Probably not much, but that's unlikely to stop Iraq's parliament from approving the constitution by Thursday's deadline, said Humam Bakr Hamoudi, a Shiite politician and chairman of the constitutional drafting committee.

Sunnis oppose changing Iraq from a strong central state to a loose federal one. But satisfying the Sunnis, a religious minority in Iraq, on this would anger ethnic Kurds and Shiite Arabs who have written the draft.

Sunnis worry that federalism will only strengthen the hands of the Shiites in the south and the Kurds in the north, while denying them a share of Iraq's oil revenue, since the two major oil centers are in the north and the south. Sunnis are clustered in the center of Iraq.

Sunni fears

But at root of the Sunni rejection of the constitutional process is fear itself. The psyche of this community, from which Saddam Hussein's most fervent supporters were drawn and who enjoyed privileged positions until his regime was toppled, has been badly damaged in the past few years.
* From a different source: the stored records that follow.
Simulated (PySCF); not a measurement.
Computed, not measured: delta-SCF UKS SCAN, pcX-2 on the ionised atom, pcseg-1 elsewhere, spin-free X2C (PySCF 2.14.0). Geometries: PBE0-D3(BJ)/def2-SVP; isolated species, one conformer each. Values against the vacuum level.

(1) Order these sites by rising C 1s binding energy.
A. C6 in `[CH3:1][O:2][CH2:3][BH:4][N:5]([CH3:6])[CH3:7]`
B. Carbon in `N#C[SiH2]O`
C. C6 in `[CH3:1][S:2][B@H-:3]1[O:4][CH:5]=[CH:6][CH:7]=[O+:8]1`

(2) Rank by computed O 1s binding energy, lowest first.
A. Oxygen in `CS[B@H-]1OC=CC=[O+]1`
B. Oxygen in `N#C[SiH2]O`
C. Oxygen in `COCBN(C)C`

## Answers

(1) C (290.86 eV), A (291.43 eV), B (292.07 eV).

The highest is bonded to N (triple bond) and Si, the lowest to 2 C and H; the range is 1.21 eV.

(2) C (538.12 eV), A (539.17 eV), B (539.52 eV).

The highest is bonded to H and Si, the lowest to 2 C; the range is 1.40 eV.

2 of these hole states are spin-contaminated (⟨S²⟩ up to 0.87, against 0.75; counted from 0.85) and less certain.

Many fears about the new Iraq are expressed throughout Baghdad's Sunni neighborhoods. They fear that Iraq's new masters will punish them for supporting Mr. Hussein's regime; they fear they don't have leaders or social cohesion; and they fear their former status will never be regained.

It's this fear and doubt that feeds their distrust of Iraq's other communities and their desire to see the writing of the constitution delayed.

"We are all afraid. There are reasons for revenge. Anyone can call the Interior Ministry and get someone killed" by calling someone a terrorist, says Souda Mustafa Ali, a Sunni.

Ms. Ali was referring to a ministry that runs the police and is controlled by the Supreme Council for the Islamic Revolution in Iraq (SCIRI), a Shiite political party that has its own militia that has been increasingly accused by Sunnis of assassinating members of their community.